War films have long-captivated audiences, showcasing tales of both humanity’s cruelty and its nobility. There is no shortage of good military films on Netflix, ranging from Hollywood classics to modern, genre-bending pictures. Here are some of the best war movies on Netflix streaming right now.




Black Hawk Down (2002)

Ridley Scott’s film about the real-life 1993 U.S. Military raid on Mogadishu, was based on a book by Mark Bowden, who also wrote the 29-part series about the events first published in The Philadelphia Inquirer. The Oscar-winning film features a stellar ensemble cast, and while the reception was generally positive, it did endure some backlash, particularly over it’s portrayal of Somalis, as well as what some considered to be covert pro-war propaganda.

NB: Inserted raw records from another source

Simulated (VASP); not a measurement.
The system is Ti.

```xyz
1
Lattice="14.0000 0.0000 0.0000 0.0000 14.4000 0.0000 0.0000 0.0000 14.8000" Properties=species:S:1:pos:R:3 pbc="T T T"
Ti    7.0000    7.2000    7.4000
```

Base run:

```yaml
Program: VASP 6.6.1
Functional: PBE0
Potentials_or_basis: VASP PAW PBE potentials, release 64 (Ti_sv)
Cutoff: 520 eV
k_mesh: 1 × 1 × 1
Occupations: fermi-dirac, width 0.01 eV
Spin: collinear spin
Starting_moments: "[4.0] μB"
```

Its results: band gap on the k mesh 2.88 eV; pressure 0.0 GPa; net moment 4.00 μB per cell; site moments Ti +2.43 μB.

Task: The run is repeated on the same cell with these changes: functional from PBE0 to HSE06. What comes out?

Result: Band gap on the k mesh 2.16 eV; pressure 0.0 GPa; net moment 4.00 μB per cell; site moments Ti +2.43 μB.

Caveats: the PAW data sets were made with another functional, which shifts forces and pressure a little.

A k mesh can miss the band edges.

Twelve O’Clock High (1949)
A WWII film that was made just a few years after its conclusion, Twelve O’Clock High stars Gregory Peck as Brigadier General Savage who looks to address a discipline problem among his troops through savage treatment across the board. As the troops grow to resent Savage, they all try to find a way to transfer out of his unit, before their morale is restored and they’re made to operate as a whole. This film also used actual WWII combat footage during the dogfighting scenes, as well as a veiled allusion to the Black Thursday strikes against the German city of Schweinfurt.


Braveheart (1995)



Mel Gibson produced, directed, and starred in this Oscar-winning tale of 13th-Century Scottish Warrior William Wallace. The script is based on Blind Harry’s epic poem The Acts and Deeds of Sir William Wallace, Knight of Elderslie, which is also the source of the criticism over the film’s historical inaccuracy. Still, some factual discrepancies aside, the film was a hit with both critics and audiences, and became one of the year’s highest-grossing films.


Defiance (2008)


Set during the Nazi occupation of Belarus, Defiance stars Daniel Craig and Liev Schrieber as brothers Tuvia and Zus Bielski, who form a community, and later makeshift militia, with a group of Jews who are living out in the woods to avoid capture. Based on real events chronicled in Nechema Tec’s 1993 novel Defiance: The Bielski Partisans, the film was met with mixed reviews upon release, but it would eventually be nominated for an Academy Award for Best Score. 


Boys of Abu Ghraib (2014)
A war movie far-removed from the front lines, Boys of Abu Ghraib instead takes place in Abu Ghraib, a former prison-turned-barracks for the Army Reserves, where troops are stationed without any communication from the outside world. After the main character, Jack (Luke Moran, who also wrote and directed the film) requests a transfer, he’s moved to Hard Site, a brutal, dehumanizing station where he’s instructed to humiliate the accused terrorists being held there to “soften them up” for a formal interrogation. As Jack befriends one of the prisoners, his conscience is put to the test.

The Way Back (2010)


A harrowing survival drama set during the Soviet invasion of Poland during WWII, it tells the story of a Polish soldier accused of being a spy and sentenced to 20 years of hard labor in a Siberian Gulag. After forming an escape plan with his fellow inmates, breaking out proves to be the easy part, as the group is forced to walk across 4,000 miles of savage wilderness in order to win their freedom. Peter Weir co-wrote and directed the movie, based on the memoirs of real-life Polish prisoner of war Slawomir Rawicz.


U-571 (2000)



 A group of US Navy soldiers are tasked with infiltrating a German U-571 submarine to acquire a codebook vital to the Allies success in WWII. Though things start out promisingly, their own ship is destroyed, leaving them to fend for themselves aboard an enemy vessel deep in hostile territory. While there were some issues with the movie’s historical accuracy, its sound editing not only won an Oscar, but became the gold standard scene used to test subwoofers in home theaters.


Morituri (1965)


Marlon Brando plays Robert Crain, a German pacifist living in India who gets blackmailed by the Allied Forces to prove his disloyalty to his home country. If Crain, posing as an SS Officer, can disrupt a German ship carrying a supply of rubber from Japan, which is in short supply due to the war, then the Allies can commandeer it for their own efforts. Crain’s mission is made more difficult when he crosses paths with the ship’s commanding officer, Captain Mueller (Yul Brynner), who works to restrict Crain’s movements on board. While the film was not an initial success, it was released under a new title, Saboteur: Code Name Morituri. It went on to win two Academy Awards for cinematography and costume design, earning Brando high praise for his performance.